By Conor Dougherty

New York Times News Service

It’s like Woodstock, but for housing activists.

Over the past two years the rising cost of housing in the San Francisco Bay Area and elsewhere has created a budding movement of pro-development “Yimby” (yes in my backyard) groups that advocate for building more housing in hopes of easing exploding rents and home prices.

On Friday a group of 200 or so activists from around the country, as well as Britain and Canada, convened in Oakland for the “Yimbytown” conference.

“The goal is to get people together on how to build housing and bring those ideas back to those people’s cities,” said Kieryn Darkwater, an organizer with East Bay Forward, a pro-development group whose members are regulars at City Council meetings in Oakland, Berkeley and other east-of-San Francisco cities.

The conference is another sign of momentum for the Yimby movement, which has clashed with the Bay Area’s liberal establishment.

A year ago most Yimby groups were tiny ragtag operations, but today they are pushing bills in Sacramento and have attracted enough money from Silicon Valley and elsewhere that many activists have been able to quit their day jobs to do politics full time.

Scott Wiener, the state senator from San Francisco who is pushing a bill that aims to force California cities to ramp up housing production, spoke at the conference Saturday.

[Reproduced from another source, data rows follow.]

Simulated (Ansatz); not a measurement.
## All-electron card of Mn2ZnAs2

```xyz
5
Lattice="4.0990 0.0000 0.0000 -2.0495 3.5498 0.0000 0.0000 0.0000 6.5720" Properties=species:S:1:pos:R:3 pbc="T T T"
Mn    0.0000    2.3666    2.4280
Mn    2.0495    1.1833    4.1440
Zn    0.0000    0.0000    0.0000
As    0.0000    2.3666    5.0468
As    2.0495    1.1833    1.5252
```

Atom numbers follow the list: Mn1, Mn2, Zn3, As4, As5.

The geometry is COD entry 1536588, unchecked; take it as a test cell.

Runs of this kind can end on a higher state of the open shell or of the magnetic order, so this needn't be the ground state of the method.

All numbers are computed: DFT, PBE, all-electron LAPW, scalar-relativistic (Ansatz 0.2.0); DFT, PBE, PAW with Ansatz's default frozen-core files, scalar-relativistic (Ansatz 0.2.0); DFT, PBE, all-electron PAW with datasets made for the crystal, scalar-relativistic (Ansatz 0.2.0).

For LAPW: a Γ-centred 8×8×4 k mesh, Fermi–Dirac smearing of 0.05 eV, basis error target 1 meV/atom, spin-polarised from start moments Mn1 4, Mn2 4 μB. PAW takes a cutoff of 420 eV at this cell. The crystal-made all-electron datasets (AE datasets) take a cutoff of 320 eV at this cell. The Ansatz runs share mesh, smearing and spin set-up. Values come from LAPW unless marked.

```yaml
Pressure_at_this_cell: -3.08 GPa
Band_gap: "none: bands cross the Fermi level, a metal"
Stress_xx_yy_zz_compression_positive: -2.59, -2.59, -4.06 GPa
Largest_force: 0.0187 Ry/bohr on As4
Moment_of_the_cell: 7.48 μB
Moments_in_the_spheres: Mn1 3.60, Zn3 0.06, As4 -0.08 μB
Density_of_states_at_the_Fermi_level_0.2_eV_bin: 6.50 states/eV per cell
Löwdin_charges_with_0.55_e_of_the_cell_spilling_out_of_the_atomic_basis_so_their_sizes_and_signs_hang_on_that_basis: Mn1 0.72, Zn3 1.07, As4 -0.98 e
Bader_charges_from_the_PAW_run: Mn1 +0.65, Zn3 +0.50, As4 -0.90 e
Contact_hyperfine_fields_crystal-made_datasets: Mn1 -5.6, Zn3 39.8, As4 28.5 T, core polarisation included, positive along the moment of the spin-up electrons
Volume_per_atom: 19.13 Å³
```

This is actually the second Yimby meeting. The first such gathering was last year in Boulder, Colorado, and was organized by a group that included Will Toor, Boulder’s former mayor.

“It is great to see a second national Yimby conference bringing together activists from this burgeoning movement,” Toor said. “It is clearer than ever that if we really care about solving big national issues like inequality and climate change, tackling the lack of housing in thriving urban areas, caused largely by local zoning restrictions, is key.”